The Strope family has farmed and raised cattle in Osage County for more than a century. That changed somewhat in 2010, when fourth-generation farmer Bill Strope decided to expand his business to include vegetable, flower, and plant production.
“I have always loved being outside,” Bill said. He devotes several acres to growing vegetables and fruits. His grandparents, Robert and Irene, as well as other family members, help with the farming operation.
Bill plans to keep his focus on multiple crops. The family has added several high tunnels, and he expects to add three more tunnels and greenhouses to extend the growing season.
“I’m not an organic grower,” Strope said, “but I am very conscientious about when I spray. I don’t spray unless I absolutely have to, and I tell my customers this. They know what I am spraying and when.”
In 2020, he is using crop trapping, a new method of integrated pest management. Trap crops are planted to attract insects and keep them from damaging more valuable crops. That reduces the need to spray those crops with pesticides. In addition, he surrounds most of what he grows with plastic mulch “to keep weeds down.” To conserve water, he uses drip irrigation.
A Columbia Farmers Market vendor since 2015, Bill sells a variety of produce from early spring through late fall, including cauliflower, cabbage, broccoli, green beans, tomatoes, peppers, blackberries, and strawberries. This season, he plans to sell mums, hanging baskets, and an assortment of flowers. On the farm, 100 laying hens produce eggs, which he also sells at the market.
Bill enjoys socializing at the Saturday market and appreciates the cultural diversity of his customers. The community experience has opened up a whole new world that he would not otherwise have experienced.

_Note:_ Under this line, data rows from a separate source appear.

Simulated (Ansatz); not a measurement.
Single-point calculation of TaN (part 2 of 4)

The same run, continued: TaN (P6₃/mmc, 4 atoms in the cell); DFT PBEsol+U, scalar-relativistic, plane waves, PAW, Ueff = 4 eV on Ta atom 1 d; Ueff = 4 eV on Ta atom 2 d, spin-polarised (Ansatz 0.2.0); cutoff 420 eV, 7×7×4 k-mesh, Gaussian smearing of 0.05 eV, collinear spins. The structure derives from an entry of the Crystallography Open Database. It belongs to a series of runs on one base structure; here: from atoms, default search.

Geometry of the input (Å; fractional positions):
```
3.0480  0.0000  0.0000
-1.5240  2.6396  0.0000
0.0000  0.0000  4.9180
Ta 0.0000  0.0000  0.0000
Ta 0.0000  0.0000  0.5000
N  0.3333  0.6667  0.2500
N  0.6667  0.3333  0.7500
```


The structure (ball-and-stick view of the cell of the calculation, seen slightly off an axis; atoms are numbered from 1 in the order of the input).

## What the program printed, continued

“I love talking to people,” he said. “One of my regular customers is from India,” Bill said. “She tells me stories about her travels.” Although he has never traveled outside of the country, he looks forward to hearing about other places and cultures.
Bill recently graduated with an associate’s degree and plans to earn a bachelor’s degree in horticulture from Colorado State University. More than happy to share his knowledge, he invites his customers to ask him plant and vegetable questions. He figures he might learn a thing or two along the way.